In the last decade, a range of digital technologies and services have hit the market and moved quickly from niche use to the mainstream. Consider that just seven years after being founded, Facebook is used by more than 50% of the online population in the United States and India, and much higher percentages in global markets from Chile to South Africa to Indonesia. And flat-panel TVs, e-readers, smartphones, and even augmented-reality apps—all largely missing from the consumer landscape just a few years ago—continue to be eagerly adopted even in the face of economic uncertainty.
As we look toward the next decade, it’s clear that we are in for even more dramatic changes in the roles that technology will play in daily life. But what technologies are poised to move from niche toward the mainstream in the next 10 years? And how will these technologies change everyday activities?
To bring this into sharper focus, Innovaro Inc.’s futures consulting group identified 10 key themes that it feels will help define the tech experience in the coming decade. These 10 “technology trajectories” will give people a powerful new “toolkit”—new devices, services, and capabilities—that will forever alter the way that we go about everyday activities, from dating and shopping to learning and working.
This glimpse of Innovaro’s 10 Technology Trajectories presents several forecasts for how these new capabilities could reshape family and home life in the next decade. And although these themes were identified with the United States and other advanced economies in mind, the Technology Trajectories have global potential to reshape life in emerging economies as they’re adopted and explored there as well.
1. Adaptive Environments. Advances in materials will make the home and work environment “smart.” Everyday objects, surfaces, and coatings will gain the ability to adapt to changing conditions or people’s needs—e.g., becoming self-cleaning, self-insulating, or protective. The built environment will no longer be simply structural and passive; it will become adaptive, functional, and smart.
2. Cloud Intelligence. The cloud will evolve from being a static repository of data into an active resource that people rely on throughout their daily lives. With new capabilities for accessing online expert systems and applications, we’ll tap into information, analysis, and contextual advice in more integrated ways. Virtual agents will migrate from being an automated form of phone-based customer service to a personalized form of support and assistance that provides information and—more importantly—performs useful tasks. For example, such agents might design a weekly menu based on a family’s health profile, fitness goals, and eating preferences, and automatically order ingredients.
3. Collaboration Economy. The power of collective intelligence will enable us to accomplish cognitive tasks not easily handled by virtual agents and machines in the cloud. We’ll get advice and recommendations and solve problems by tapping into the social graph, and this cognitive outsourcing will be applied to both business issues and personal and lifestyle questions (e.g., “Which diet will work best for me?”).

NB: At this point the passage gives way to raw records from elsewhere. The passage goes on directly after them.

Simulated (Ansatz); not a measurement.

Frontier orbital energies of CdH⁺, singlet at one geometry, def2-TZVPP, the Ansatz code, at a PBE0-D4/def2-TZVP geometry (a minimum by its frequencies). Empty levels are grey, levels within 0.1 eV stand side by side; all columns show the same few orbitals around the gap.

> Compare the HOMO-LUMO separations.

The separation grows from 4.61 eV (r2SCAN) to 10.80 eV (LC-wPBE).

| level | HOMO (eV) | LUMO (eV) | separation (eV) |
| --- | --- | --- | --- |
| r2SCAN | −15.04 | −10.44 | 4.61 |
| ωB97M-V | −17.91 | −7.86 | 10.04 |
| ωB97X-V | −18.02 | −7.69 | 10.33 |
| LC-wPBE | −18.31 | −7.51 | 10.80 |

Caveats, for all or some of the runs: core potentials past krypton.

4. Contextual Reality. People will navigate through their daily activities thanks to multiple layers of real-time and location-specific information. This contextual overlay for everyday life will give us a new way to see our surroundings and provide new forms of decision support. We will move from a world where information and connections are hidden to one where real-time, contextual information generates ambient awareness.
5. Cutting the Cable. Personal devices will be largely untethered from wired power and data connections. Access to the Internet will be ubiquitous, and the tech infrastructure—from electronics to sensors to cars—will be powered by a more diverse set of technologies, including micro-generation, wireless power transmission, and advanced power storage. We will move beyond plugging in, and even beyond the “plug and play” model, to a world where data, power, and inter-networking are ubiquitous.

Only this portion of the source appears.